The intent of this is to show the possibilities and the different results of these two different approaches.
# Instantiate model without proximity constrain
cluster_wo_constrain = AgglomerativeClustering(n_clusters=5)
# Fit Model
cluster_wo_constrain.fit(df_rescaled)
# Cluster labels
cluster_wo_constrain.labels_
# Adding cluster column with cluster labels
df_agg['clusters_wo_constrain'] = cluster_wo_constrain.labels_
df_agg['clusters_wo_constrain'] = df_agg['clusters_wo_constrain'].astype(str)
df_agg.head()
# Plotting the result of the cluster without constrain
df_agg.explore(
column='clusters_wo_constrain',
cmap='tab10',
width='70%',
height='70%',
style_kwds={'fillOpacity': 1.0, 'opacity': 0.0}
)
To build the cluster with proximity constrain, first we need to build a spatial weights matrix that indicates which hexagons are neighbors of each other. After that we can use the connectivity parameter of the model and pass the spatial weight matrix as the constrain rule.
# Building spatial weights to be used as the proximity constrain
w = weights.contiguity.Queen.from_dataframe(df_agg)
# Instantiate model with proximity constrain
cluster_w_constrain = AgglomerativeClustering(
n_clusters=5,
connectivity=w.sparse
)
# Fit Model
cluster_w_constrain.fit(df_rescaled)
# Cluster labels
cluster_w_constrain.labels_
# Adding cluster column with cluster labels
df_agg['clusters_w_constrain'] = cluster_w_constrain.labels_
df_agg['clusters_w_constrain'] = df_agg['clusters_w_constrain'].astype(str)
df_agg.head()
# Plotting the result of the cluster with constrain
df_agg.explore(
column='clusters_w_constrain',
cmap='tab10',
width='80%',
height='80%',
style_kwds={'fillOpacity': 1.0, 'opacity': 0.0}
)
As we can see, when we added the proximity constrain, all members of a cluster are connected, as opposed to the cluster without the constrain, where there are members of every cluster everywhere. Sometimes, when working with spatial data, it is desired that clusters have these constrains forming a uniform spatial cluster.
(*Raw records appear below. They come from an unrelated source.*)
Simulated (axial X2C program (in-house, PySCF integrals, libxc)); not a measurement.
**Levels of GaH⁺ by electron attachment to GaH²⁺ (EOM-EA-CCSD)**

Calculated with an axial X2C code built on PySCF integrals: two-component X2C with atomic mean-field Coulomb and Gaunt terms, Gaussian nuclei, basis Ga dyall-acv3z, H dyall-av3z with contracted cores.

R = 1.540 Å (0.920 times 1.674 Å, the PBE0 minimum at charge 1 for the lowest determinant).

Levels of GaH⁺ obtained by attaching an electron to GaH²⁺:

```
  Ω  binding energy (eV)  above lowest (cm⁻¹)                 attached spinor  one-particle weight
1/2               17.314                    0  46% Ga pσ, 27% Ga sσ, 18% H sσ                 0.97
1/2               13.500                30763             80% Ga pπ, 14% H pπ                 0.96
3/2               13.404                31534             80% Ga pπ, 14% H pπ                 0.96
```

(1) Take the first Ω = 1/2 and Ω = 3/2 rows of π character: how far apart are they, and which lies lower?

In our problem that is no need to add the constrain, as we just want to identify the regions with the best opportunities to open a new store.
Cluster Profiling
Now we can analyse the profile of each cluster and identify the cluster which contain hexagons with the biggest sales potential based on the three variables.
To do that we can calculate the average of all three variables for each cluster.
# Making clusters profile
clusters_profile = (
df_agg
.groupby('clusters_wo_constrain')
.agg(
mean_pop=('prop_pop_count', 'mean'),
mean_income=('prop_total_monthly_income', 'mean'),
mean_housing=('prop_housing_count', 'mean'),
)
.reset_index()
.sort_values(by=['mean_pop','mean_income', 'mean_housing'], ascending=False)
)
clusters_profile
Analysing the profile, we can identify that cluster 3 has the highest monthly income and population averages, which indicate that these regions have a lot of potential customers with high income.
After identifying the best cluster, we can rank the hexagons within the cluster 3 using weighted average.
# Separating only hexagons of cluster 3
cluster3 = df_agg[df_agg['clusters_wo_constrain'] == '3']
# Weights for each variable
pop_weight = 0.5
income_weight = 0.4
housing_weight = 0.1
# Calculating weighted Average
cluster3['weighted_avg'] = (
cluster3
.apply(lambda x: (x['prop_pop_count'] * pop_weight) + (x['prop_total_monthly_income'] * income_weight) + (x['prop_housing_count'] * housing_weight), axis=1)
)
# Ranking hexagons according to the weighted average
cluster3['hex_rank'] = (
cluster3['weighted_avg']
.rank(method='first', ascending=False)
)
cluster3.sort_values('hex_rank', ascending=True)
# Plotting ranked hexagons
cluster3.explore(
column='hex_rank',
cmap='gray',
height='80%',
width='80%',
style_kwds={'fillOpacity': 0.7, 'opacity': 1.0, 'color': '#000000'}
)
The map above show the hexagons ranked according to the calculated weighted average. Darker the color, higher the rank. With this, we could prioritize a deeper analysis on the higher ranked hexagons to make the decision of where to open a new store.
Conclusion
In this article we explored the power of spatial clustering using Uber’s H3 library as a way to “normalize” spatial data. We learned how to index our spatial data using H3, perform spatial clustering using Hierarquical Clustering algorithm with and without spatial constrain and their different results and lastly we have identifyed the cluster with the biggest potential and ranked the hexagons within this cluster to have a list of priorization.
Experiment with different clustering algorithms, appertures, and visualizations to gain a deeper understanding of your data and make informed decisions based on spatial patterns.